FCC Proposes New Steps to Protect U.S. Networks
June 3, 2021 | by Andrew Regitsky
In the last few years Congress and the FCC have increasingly become cognizant of the dangers of hostile foreign countries using the telecommunications networks of companies they control to eavesdrop on or even potentially sabotage the U.S. networks they interconnect with or provide parts for. Formal steps to protect our networks began with Congress establishing the Secure and Trusted Communications Networks Act of 2019 (Act). The Act was designed to be (1) a mechanism to prevent communications equipment or services that pose a national security risk from entering U.S. networks, and (2) a program to remove any such equipment or services currently used in U.S. networks.
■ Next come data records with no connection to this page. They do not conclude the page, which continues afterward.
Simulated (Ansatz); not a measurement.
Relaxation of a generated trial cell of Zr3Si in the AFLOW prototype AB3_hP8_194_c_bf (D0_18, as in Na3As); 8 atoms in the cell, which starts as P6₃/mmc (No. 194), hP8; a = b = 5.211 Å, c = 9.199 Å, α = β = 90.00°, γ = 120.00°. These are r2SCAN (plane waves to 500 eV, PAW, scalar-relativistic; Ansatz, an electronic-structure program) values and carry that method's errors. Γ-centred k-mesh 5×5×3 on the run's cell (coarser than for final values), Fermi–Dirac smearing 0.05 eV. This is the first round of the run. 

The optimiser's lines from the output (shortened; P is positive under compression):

Under the Act, in June 2020, the Homeland Security Bureau designated Chinese companies Huawei and ZTE as national security threats to the integrity of our communications networks and prohibited the use of Universal Service Fund support to any company using equipment from those companies.
Last December, Homeland Security published the Covered List, which identifies “covered” equipment and services that pose an unacceptable risk to national security or to the security and safety of U.S. persons. Only Congress or another government agency can determine which equipment and services are on this list. Currently, the list includes equipment and services from five Chinese companies:
As mentioned above, telecommunications equipment produced or provided by” Huawei Technologies Company or ZTE Corporation, or their respective subsidiaries and affiliates are banned.
Also banned are video surveillance and telecommunications equipment produced or provided by” Hytera Communications Corporation, Hangzhou Hikvision Digital Technology Company, or Dahua Technology Company, or their respective subsidiaries and affiliates.
While these actions were clearly needed, the FCC plans on taking two new steps to protect U.S. telecom networks from harmful interference from foreign actors at its upcoming June 17, 2021, meeting. Here it gets a little technical.
First, in a Notice of Proposed Rulemaking (NPRM) in Docket No. 21-232, the Commission will seek industry comments on a proposal to prohibit all future authorizations for equipment on the Covered List, including equipment subject to its own certification and all “Supplier’s Declaration of Conformity” processes associated with equipment authorization. The goal is to “establish a clear prohibition on authorization of any covered equipment in our equipment authorization process regardless of the process to which that equipment is subject.”
The agency seeks comments on whether to revise its rules on equipment currently exempted from the equipment authorization requirements to no longer permit this exemption for equipment on the Covered List. According to the Commission, exempt devices generate such low levels of RF emission that they have virtually no potential for interfering with authorized radio services, however, they could still increase security concerns if they are used with covered equipment.
Additionally, the FCC seeks comments on whether to revoke authorizations that previously have been granted for equipment on the Covered List.
Finally, the FCC proposes to require applicants who wish to participate in future Commission auctions to certify that their bids do not and will not rely on financial support from any entity that the Commission has designated as a national security threat to the integrity of communications networks or the communications supply chain. The Commission seeks comments on this proposal.
At its June meeting, the Commission is also planning on issuing a Notice of Inquiry (NOI) in Docket 21-233 in which it asks the industry how it can leverage its equipment authorization program to encourage companies manufacturing equipment that connect to networks in the U.S. to consider cybersecurity standards and guidelines. If you tried to get gas recently you know how important it is to protect our networks and supply chain from hackers. Heck, the country may even be about to suffer a meat shortage due to lax cyber security!
The industry deadline for filing comments about either the NPM or NOI will be 30 days after each appears in the Federal Register. Obviously, all companies should stay on top of these proceedings to ensure we protect our networks.